Dear Wendy: “My Boyfriend Has A Teen Cheerleader Fetish”
I’m 28 and in a very loving relationship with my 31-year-old boyfriend of about three years. Recently, I’ve been getting annoyed, or perhaps better stated, creeped out, by his interest in high school girls. Not that he knows any personally — as far as I’m aware — but I know he’s perused photos of high school juniors and seniors on Facebook and he’s been recording high school cheerleading and volleyball shows on ESPN. It’s really starting to bother me as well as make me feel like he’s not turned on by me because I’m no longer in shape like an 18-year-old. I mentioned this to him and he said he would stop, but it’s still really bothering me. What do you think? — Too Old For My Older Man?
I’m curious what your conversation was between you and your boyfriend. Did you tell him you feel like he’s not turned on by you? Because, if you did, and if he didn’t reply with a convincing argument about all the ways you really do it for him, I’d be really pissed. It’s one thing to have a fetish which, if we’re being honest, probably isn’t all that unusual — many grown men like the way athletic teenage girls look; it’s quite another thing to take that fetish to a level in which it’s negatively impacting your relationship and the self-esteem of your partner.

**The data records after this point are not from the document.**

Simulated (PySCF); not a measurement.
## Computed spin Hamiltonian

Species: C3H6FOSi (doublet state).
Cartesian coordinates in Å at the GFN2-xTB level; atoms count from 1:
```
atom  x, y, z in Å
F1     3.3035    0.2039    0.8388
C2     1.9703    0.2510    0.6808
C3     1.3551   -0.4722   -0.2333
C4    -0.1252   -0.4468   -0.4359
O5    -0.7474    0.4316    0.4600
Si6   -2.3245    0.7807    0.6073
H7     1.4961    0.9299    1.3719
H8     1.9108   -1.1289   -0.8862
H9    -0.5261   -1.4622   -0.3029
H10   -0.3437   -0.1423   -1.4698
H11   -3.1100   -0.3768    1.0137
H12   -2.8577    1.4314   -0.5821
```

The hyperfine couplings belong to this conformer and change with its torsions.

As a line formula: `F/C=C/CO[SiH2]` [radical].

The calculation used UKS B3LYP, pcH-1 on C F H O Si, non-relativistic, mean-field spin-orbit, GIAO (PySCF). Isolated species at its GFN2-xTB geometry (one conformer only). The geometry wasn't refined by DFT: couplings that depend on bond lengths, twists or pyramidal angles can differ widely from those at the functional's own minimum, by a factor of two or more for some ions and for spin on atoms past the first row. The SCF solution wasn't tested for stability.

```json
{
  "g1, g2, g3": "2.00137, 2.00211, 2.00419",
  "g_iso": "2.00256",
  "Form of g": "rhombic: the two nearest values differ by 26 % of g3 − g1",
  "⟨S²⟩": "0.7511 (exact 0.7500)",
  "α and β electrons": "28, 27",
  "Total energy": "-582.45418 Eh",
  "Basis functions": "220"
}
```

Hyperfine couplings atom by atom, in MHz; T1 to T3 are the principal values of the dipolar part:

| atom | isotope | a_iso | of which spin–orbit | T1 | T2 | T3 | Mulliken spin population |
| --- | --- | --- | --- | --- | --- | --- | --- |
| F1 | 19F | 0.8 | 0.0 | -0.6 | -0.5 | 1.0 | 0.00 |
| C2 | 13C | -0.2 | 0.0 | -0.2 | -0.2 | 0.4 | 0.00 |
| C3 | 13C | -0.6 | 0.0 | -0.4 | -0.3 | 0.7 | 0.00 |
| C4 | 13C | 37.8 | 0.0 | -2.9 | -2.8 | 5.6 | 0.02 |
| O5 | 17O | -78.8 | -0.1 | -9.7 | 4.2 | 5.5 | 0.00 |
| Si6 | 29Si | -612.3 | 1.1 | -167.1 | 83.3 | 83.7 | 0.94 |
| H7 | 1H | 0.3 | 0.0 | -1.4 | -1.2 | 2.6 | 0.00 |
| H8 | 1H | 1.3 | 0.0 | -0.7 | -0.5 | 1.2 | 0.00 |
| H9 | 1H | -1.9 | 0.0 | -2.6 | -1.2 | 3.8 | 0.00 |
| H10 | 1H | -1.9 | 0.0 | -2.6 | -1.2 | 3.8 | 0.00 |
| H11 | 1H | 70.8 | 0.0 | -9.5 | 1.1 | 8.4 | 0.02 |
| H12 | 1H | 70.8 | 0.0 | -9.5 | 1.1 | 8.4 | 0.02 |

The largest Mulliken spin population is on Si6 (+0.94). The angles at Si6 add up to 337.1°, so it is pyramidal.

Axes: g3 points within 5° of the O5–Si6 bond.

It’s your job to let him know he’s reached that level, so if you haven’t adequately expressed that to him explicitly, you need to do that ASAP. If you have let him know just how greatly his behavior is affecting your relationship, and he isn’t adjusting his behavior — or if he’s adjusting his behavior but you’re still creeped out knowing that he lusts after teenage cheerleaders — you’re going to have to decide for yourself whether that particular “quirk” of his, whether he indulges it or not, is a dealbreaker. You will also have to decide whether you’re going to take your boyfriend’s word for it when he says “he’ll stop,” or if you plan to snoop through his DVR recordings and his internet history to see whether he’s keeping his promise or not. Because, if you can’t trust the guy, you have bigger issues than your boyfriend’s interest in The National High School Cheerleading Championship.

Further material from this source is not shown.